Where are the Stars?


Irvin Trigueros

The entrance hallway holds the best glimpse of the stars at LMC as the Planetarium hasn’t been working.

Most colleges do not hold Astronomy classes in their Planetarium. Instead, Astronomy classes are taught in a classroom, and the students are brought to the Planetarium on occasion.

These days, students at Los Medanos College do not have the advantage of using their Planetarium. Why? Because it not currently working, and hasn’t been for some time.

Astronomy Professor Scott Cabral said, “The star projector first stopped working in spring of 2012. The leaking capacitors were discovered during the annual preventative maintenance visit in August 2012. LMC’s IT department replaced the capacitors in Fall 2012. Then the computers stopped working again in Spring 2013.”

“LMC’s IT department and the Ash company that does our annual preventative maintenance on the star projector have been currently working together to get the computers fixed.”

When asked how exactly did the Planetarium get into its current condition, Cabral replied that, “their are two computers that ran the star projector, and those computers’ capacitors inside of them began to leak,” not to mention that those computers were about ten years old.

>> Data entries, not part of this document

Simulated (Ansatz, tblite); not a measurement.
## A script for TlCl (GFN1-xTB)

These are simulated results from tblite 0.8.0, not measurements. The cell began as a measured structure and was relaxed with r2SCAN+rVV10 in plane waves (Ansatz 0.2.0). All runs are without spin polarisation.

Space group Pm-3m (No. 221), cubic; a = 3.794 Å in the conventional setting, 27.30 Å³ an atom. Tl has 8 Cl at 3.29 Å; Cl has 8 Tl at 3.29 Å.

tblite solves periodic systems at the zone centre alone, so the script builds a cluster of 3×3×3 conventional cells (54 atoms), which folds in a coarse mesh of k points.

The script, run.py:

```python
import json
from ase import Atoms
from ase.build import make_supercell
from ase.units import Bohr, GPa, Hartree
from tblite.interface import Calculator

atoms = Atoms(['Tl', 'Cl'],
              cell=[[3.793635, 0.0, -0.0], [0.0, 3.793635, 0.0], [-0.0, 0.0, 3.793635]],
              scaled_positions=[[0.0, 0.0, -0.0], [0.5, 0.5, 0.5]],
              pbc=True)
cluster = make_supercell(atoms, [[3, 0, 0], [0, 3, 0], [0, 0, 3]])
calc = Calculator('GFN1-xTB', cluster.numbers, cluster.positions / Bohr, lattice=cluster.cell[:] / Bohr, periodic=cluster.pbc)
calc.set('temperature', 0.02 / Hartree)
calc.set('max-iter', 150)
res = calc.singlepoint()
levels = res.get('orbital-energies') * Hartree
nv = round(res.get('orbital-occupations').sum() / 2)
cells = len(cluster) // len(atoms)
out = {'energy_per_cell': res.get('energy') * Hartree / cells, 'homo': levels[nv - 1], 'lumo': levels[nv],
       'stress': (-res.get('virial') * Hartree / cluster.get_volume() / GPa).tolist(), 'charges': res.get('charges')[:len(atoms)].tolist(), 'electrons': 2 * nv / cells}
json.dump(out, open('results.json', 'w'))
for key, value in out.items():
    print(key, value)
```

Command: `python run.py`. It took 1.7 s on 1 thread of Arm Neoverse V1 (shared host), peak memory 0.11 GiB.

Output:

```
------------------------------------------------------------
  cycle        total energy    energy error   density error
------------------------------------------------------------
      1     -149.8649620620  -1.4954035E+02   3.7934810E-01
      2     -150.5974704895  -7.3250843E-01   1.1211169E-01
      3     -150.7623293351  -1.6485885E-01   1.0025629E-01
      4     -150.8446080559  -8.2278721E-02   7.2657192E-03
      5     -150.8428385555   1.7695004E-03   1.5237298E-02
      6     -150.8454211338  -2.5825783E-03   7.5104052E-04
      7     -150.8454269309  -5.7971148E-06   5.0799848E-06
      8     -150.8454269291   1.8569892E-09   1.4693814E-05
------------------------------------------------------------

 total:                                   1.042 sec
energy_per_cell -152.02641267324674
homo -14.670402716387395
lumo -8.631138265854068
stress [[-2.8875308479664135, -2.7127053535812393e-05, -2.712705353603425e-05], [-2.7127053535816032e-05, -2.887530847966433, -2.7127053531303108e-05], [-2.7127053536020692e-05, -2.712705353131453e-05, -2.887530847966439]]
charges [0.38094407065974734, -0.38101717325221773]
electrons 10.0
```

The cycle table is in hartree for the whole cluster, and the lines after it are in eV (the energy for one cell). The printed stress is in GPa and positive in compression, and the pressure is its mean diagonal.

Cabral said, “a star projector is not necessary to give an astronomy lecture, but I have had students tell me that they think they learn the concept material better when the projector is used as part of the lecture”, showing the importance of the Planetarium for students to understand core concepts.

The Planetarium was built in 1974 when the college was first constructed. It originally had small, plastic seats, a crude control panel without the special effects projectors, somewhat ugly wall treatments and carpets and a Spitz A-3, a simple star projector.

In 2003, Dr. Kate Boisvert, who started teaching astronomy at Los Medanos in 1974 supervised a massive renovation of the Planetarium that included a new floor, new carpet, seats, wall panels, special effects projects, a LCD projector, a CRT projector, an array of audio visual equipment and players, speakers, projector windows in the dome, a dome cleaning and a dome painting. There were also new lights put in the catwalk. The cost of the renovation was $300,000.

Then LMC got a new star projector, called a GOTO CHRONOS from the GOTO Company in Japan. They also received a new star projector elevator from the Spitz Company and a new auxiliary special effects system from the Ash Company. The star projector was run by two computers in a new GOTO control console and the Ash auxiliary system was run by a third computer.

The star projector and control console cost $400,000. The star projector showed 8,000 stars along with constellation overlays, the Milky Way, the planets, the Moon and many imaginary lines like the celestial equator and the ecliptic. LMC was the second college in the country to get a CHRONOS projector.

IT Manager Michael Becker said that there are a lot of details on the reconstruction of the Planetarium that are still underway. Many things are still undetermined but they are still working towards an entire renovation of the Planetarium.

The sooner the Planetarium gets back up and running the faster Professor Cabral can do what he does best, brighten the minds of young people with the visually fascinating and brilliant displays and lectures that can only be delivered with the help of the beloved Planetarium.